Oh, and another thing that’s not funny:

‘ Haven’t spoken with Ed. Here, let me say it in your good ear: I HAVEN’T TALKED TO ED TURNER, your third husband. ‘ Did see him at Berkowitz the day of your funeral and he said he’d stop by — at Hal’s. We’re still waiting, Mom. Even though Shivah ended sixty months ago. Sorry. I know you wanted to believe. I know.

I guess that’s it, Mommy. But I did save the best for last. Since you’ve gone there’ve been five grandchildren and one of them, a sterling, smiling Eli, was named in your memory. He is beautiful, Mom. Absolutely beautiful.

Well, that’s it for now. I’m exhausted. Helen and I hit Marc’s, Jack’s, Izzi’s, the Post Office, Heinen’s AND Target today. Like I said, the more things change….

I love you, Mom. I’ll write more often.

Bruce

YOU CAN’T ALWAYS GET WHAT YOU WANT

April 7th, 2014

I auditioned for “The Odd Couple” in March. The theater’s a trek from my home, but I don’t remember EVER wanting a role more.  The thought of doing that show on that stage!  In my heart, I belonged in the card game.  

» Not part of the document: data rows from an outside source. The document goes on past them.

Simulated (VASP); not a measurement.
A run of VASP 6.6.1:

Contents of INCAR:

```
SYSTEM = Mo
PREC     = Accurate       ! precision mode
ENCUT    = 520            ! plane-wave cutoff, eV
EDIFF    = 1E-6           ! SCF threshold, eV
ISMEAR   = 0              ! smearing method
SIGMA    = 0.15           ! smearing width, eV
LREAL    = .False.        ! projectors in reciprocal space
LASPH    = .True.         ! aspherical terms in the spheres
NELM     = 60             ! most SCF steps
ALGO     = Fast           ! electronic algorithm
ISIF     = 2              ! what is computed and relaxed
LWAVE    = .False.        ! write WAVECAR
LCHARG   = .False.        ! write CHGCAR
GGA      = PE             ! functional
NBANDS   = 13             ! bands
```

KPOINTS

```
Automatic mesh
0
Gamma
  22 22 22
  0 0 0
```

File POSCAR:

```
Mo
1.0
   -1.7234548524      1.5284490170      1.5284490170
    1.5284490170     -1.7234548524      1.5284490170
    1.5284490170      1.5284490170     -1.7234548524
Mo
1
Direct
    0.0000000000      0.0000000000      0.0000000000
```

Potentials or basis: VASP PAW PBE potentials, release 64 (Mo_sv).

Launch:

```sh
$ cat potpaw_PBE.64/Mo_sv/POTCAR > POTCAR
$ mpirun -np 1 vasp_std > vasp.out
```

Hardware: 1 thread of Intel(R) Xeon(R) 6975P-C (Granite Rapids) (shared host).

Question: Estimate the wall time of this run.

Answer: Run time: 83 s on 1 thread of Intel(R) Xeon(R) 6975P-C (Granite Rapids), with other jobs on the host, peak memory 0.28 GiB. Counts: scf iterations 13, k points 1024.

The tryout went well. Oh, there were the “usual suspects” —, the cadre of high-profile actors reknown through the region, and others, a half rung below…like me.

Sunday morning, 6:30 AM

I woke for the third time, not ready to rise. Mind on a hamster wheel, fumbling with the remote control, I played out scenarios. Even in the dark of a sleeping bedroom, I knew that this would be the day, that these would be the 24 hours. I was groggy, excited, attuned, pessimistic, and yes, hopeful.
So the replay began:

Gee, when I tried out, the director knew me by name. A good sign I thought—until recalling shows I did with her Mom in the ‘90’s. So it probably meant nothing.

I thought about the “call-backs”, which went down last Wednesday. Yeah, I’d made it that far, but…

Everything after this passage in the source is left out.